Throughout most of my teenage years, my family ran a shop out of the front room of our house. In the springtime we sold flowers; fruits and vegetables in the summer; in the fall we’d have pumpkins; and in the winter we would sell Christmas trees.
The day before Thanksgiving my brother, step-brother and I would take off school to help unload the trees. We lived on Main Street, the four lane highway that ran through the city, and we’d have to block off the right lane with cones to park the semi flatbed with its 200 trees stacked high. It was cold by then, and we’d be bundled up in our coats and hats and gloves. The boys would jump up on the truck, cutting the trees loose, passing them down to my mother and me, who would drag them to stack against the house. And meanwhile we’d have to be keeping count, to make sure the company hadn’t cheated us a tree or ten. Eventually they’d switch off, the boys dragging and my mother up on the truck bed, but myself being afraid of heights and generally a weakling, I stuck with the dragging. It was hard work, and your hands would start to ache, and your gloves would be sticky with sap and filled with needles, and you’d smell of pine, and the sun would set by the time we’d finish unloading the truck but our work was far from done. Then we had to set the trees up. The boys would pound wooden stakes into the ground with a mallet, and my mother and I would heft a tree up between them and tie it off with twine. Rows of trees, in the front yard and the back, Scotch Pines and Douglas Firs and Blue Spruces, two hundred in all. And then the decorations would go up, flashing lights wrapped around the support beams of the awning, fake plastic candy canes and little deer and signs announcing, “Trees for sale!” along with the prices.

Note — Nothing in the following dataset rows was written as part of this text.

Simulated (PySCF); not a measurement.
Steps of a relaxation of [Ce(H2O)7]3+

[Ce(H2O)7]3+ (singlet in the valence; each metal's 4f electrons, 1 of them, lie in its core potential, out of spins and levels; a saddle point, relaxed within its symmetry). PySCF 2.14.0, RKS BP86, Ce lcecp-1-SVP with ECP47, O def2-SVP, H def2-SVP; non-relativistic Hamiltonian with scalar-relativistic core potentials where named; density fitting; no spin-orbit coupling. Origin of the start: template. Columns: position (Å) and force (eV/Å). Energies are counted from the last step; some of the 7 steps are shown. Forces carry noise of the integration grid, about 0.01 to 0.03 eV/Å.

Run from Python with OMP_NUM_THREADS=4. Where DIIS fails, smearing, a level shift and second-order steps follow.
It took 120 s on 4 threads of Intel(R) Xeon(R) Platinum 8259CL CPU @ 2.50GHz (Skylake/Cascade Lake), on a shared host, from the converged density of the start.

We did good business. The driveway was filled more often than not. The dogs would bark and my parents would cry “Tree People!” whenever someone pulled in. My brother, step-brother, father and mother would all be the ones in charge of sales, taking people from tree to tree, convincing them that the Blue Spruce was a little more expensive but look how beautiful it smelled. And then they’d heft the tree into a truck bed or tie it onto the roof with twine passed through the windows while I tendered out the sale on the little electric cash register. We had a store inside, mass produced goods from the SMC catalogue, porcelain dolls and decorative vases and musical snow globes. I made ornaments as well, out of glitter and glue and popsicle sticks and felt. I’d make Christmas pencils by rolling them in glue and glitter, and sold them for fifty cents apiece. My step-father would dress up as Santa Claus, and we’d take pictures of the kids on his lap with a Polaroid camera, which was then taped inside a pre-printed card.
There was a Pepsi machine out on the front porch, year round, and though we said it was for business more often than not it was we ourselves who used it. Occasionally the neighbor kids would come round to buy a pop. In the winter cold the machine would freeze up somehow, and occasionally it would eat your dollar, but more often than not it would spit out multiple bottles of soda. We’d had a candy machine inside the main room as well, an antique looking wooden thing that dispensed bite sized pieces of chocolate; as well as a giant red plastic gumball machine. The “store” was essentially our living room, filled with shelves instead of couches, and everything for sale. The only “living room” aspect was the Christmas tree standing against the window, strung with colorful lights that flashed to the melody of a dozen Christmas carols; not full songs but simply a few lines, a chorus, before it moved onto the next, and still whenever I hear any of those songs I automatically hum the next song in line. We actually used a plastic tree most years; spending all day with real trees tends to wear off the novelty and accentuate the strong smell of pine and needles scattered over the carpet. One year we did use a real tree, however, and I remember it well because the tree ended up being too large for the living room, and we had to chop off the top to fit it in.
We’d have last minute Tree People coming through Christmas Eve. When the traffic had finally faded the kids would head to bed, or pretend to head to bed, as the adults began setting out the presents. Most years I’d sit at the very top of the steps, listening as they brought gifts out of hiding. And usually I’d be caught and given a stern warning, and I’d retreat to my bed for a short, restless sleep, before waking early, too early, the next morning, wandering down in my pajamas to sit in the shop, beside the tree, sorting out my presents from my brothers’. We didn’t wait for anyone else, although sometimes we’d run into each other by chance. Presents would be opened, marveled at for a bit, but then we’d all go back to bed and reconvene for lunch.
The next day we’d drag the leftover trees out to the very back of the yard, the graveyard, the place where pumpkins had been left the day after Halloween.